NEW YORK — On April 15, the stockholders of Chase Manhattan Corp. elected a board of 24 directors. Then they gave them the company.
After approving rules that make it almost impossible to replace a director for any reason, the bank company's stockholders gave the board virtually unassailable authority to accept or reject any takeover bid.
The stockholders nearly eliminated their own power to overrule the board. From now on, overriding a board decision or repealing any of the April 15 rules will require a vote of 75% of all shares.
That is a greater margin than Congress needs to override a presidential veto. The changes themselves passed only by majorities as slim as 52.4%.
Like Chase's stockholders, investors in about 40 other companies have voted this year to relinquish some of their most important rights. Stockholders in another 387 major corporations did the same thing in 1985.

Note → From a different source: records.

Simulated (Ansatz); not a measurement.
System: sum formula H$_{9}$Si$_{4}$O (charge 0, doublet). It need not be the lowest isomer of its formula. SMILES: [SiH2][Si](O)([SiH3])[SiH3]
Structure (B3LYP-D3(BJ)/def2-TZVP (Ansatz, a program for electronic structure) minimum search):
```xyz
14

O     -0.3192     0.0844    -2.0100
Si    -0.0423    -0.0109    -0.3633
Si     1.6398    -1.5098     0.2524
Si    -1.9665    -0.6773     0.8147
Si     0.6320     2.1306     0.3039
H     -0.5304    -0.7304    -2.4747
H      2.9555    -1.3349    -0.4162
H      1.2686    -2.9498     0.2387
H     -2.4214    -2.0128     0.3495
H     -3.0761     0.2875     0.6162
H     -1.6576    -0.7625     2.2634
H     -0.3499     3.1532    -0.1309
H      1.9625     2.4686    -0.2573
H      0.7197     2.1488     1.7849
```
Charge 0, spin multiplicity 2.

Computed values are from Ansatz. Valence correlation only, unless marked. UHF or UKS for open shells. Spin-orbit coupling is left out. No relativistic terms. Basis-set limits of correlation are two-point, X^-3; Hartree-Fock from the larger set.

Such extensive restrictions on shareholder rights--aggressively sought by corporate executives fearful of hostile takeovers--have set in motion perhaps the biggest shift in control of American business since the Great Depression, evoking the atmosphere of the 1920s when huge corporations were dominated by the owners of minuscule portions of their stock. The change could have major ramifications for the U.S. economy and for the political environment in which American business operates.
Critics say the latest crop of restrictions, often known as "shark repellents" for their anti-takeover design, allow even ineffective executives to fend off responsible challenges from those who advocate changes in corporate direction or management. Over time, that could make American industry less efficient.
Could Lose Legitimacy
Concentrating power in the hands of executives with limited stock holdings also could destroy the corporation's best insulator from government interference--the perception that it is the public, through ownership of shares, that is really at the heart of the economic system.
"This might be one way business would lose its legitimacy as the private controller of the means of production," said former Securities and Exchange Commissioner Bevis Longstreth, now a corporate lawyer in Manhattan. "And that could lead to more government intervention."
The shift in power from stockholders to management arises out of a historic fissure between executives and the corporations' nominal owners. Executives fear the power of institutional investors, who now own more than half the stock of companies listed on the New York Stock Exchange, to determine the fate of their firms and the future of their careers.
Institutions--insurance companies, mutual funds, banks and pension funds--do not demonstrate the same corporate loyalty that managements are accustomed to receiving from individual shareholders. Institutions trade stock more vigorously--they account for 75% of all transactions on the New York Stock Exchange--and are much more likely to react to short-term fluctuations in company earnings.
Executives hold institutional investors largely responsible for the wave of hostile takeovers, contending that they sell firms to the highest bidder solely for the sake of a quick profit and without regard to long-term company prospects and the impact on employees and communities.
"We better start looking at ways of protecting the American economic system from its shareholders," said Andrew Sigler, chairman of Champion International Corp. and head of a task force on merger issues for the Conference Board, a management lobbying group. Three-fourths of Champion's stock is owned by institutions.
Professional investors, who believe that share ownership should carry the right to a voice in corporate governance, regard such views with scorn.
"I call it management by Bohemian Grove," said Robert Kirby, chairman of the Los Angeles investment management firm Capital Group, referring to the exclusive corporate retreat outside San Francisco. "Their argument is that shareholders aren't investors in these companies, just guys who trade securities."
Whatever the arguments, the trend is unmistakable: Ownership of a share of common stock no longer gives investors a predictable say in the affairs of a corporation.
At hundreds of companies--one being Federated Department Stores, owner of Bloomingdale's, Bullock's and Ralphs Grocery--shareholders no longer have the right to replace a majority of the board at a single election.
At such companies as Gannett, publisher of hundreds of newspapers, and Procter & Gamble, the consumer-goods concern, shareholders have lost the traditional privilege of calling their own shareholders' meeting.
Many companies no longer allow each share an equal vote in corporate affairs.